# Collaborative filtering - Matrix Factorization with Surprise

In this notebook, you will learn another collaborative filtering technique called Matrix Factorization, more specifically we will use `Singular Value Decomposition (SVD)` to factorize the **user-item** interaction matrix. 
The **benefit** of using matrix factorization is that it can **capture** the **latent features** underlying the interactions between users and items. This allows us to make recommendations based on the user-item interaction matrix even if we have missing values.

We will use again  the Scikit-Surprise library to build a **SVD model** and make recommendations.
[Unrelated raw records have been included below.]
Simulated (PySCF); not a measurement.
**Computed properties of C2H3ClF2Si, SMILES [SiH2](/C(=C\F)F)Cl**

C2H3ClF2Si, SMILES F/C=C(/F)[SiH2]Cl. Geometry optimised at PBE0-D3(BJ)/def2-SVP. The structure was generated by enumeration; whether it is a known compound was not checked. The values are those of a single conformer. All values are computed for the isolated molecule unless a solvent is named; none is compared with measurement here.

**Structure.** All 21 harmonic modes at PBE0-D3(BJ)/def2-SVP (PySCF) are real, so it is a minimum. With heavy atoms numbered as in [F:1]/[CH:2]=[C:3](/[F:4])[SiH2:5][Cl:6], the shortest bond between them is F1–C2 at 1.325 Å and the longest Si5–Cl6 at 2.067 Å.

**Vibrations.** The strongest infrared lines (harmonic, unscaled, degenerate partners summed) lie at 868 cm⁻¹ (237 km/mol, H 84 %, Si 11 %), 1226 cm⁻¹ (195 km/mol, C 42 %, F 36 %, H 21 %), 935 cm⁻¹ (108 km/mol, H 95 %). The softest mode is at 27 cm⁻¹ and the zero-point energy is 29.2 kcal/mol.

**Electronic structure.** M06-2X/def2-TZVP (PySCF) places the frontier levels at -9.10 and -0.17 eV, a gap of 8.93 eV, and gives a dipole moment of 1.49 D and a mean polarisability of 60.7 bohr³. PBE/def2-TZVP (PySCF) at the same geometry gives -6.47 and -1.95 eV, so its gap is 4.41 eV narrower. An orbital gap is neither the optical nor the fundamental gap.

first we import the necessary libraries

In [None]:
import pandas as pd
import numpy as np
from copy import copy
from surprise import Dataset
from surprise import Reader
from surprise import KNNWithMeans, SVD
from surprise.model_selection import GridSearchCV
from surprise.model_selection import train_test_split
from surprise import accuracy
from collections import defaultdict

Let's load our rating data. It contains the necessary `user_id`, `item_id` and the `rating` users gave to the fish items. Additionally it has some nice-to-have information about the fish items. There are 500 users with 300 rated fishes each. 

In [None]:
# Loading the dataset from the csv file
df = pd.read_csv('data/user_item_ratings.csv')
df.head(3)

The Scikit-Surprise library we want to use does not work with pandas DataFrames but with Dataset objects. So we need to create a Dataset object from our DataFrame. We also need to define the possible ratings with the Reader class.

In [None]:
# defines possible ratings
reader = Reader(rating_scale=(1, 10))
# Loads Pandas dataframe
data = Dataset.load_from_df(df[["user_id", "item_id", "rating"]], reader)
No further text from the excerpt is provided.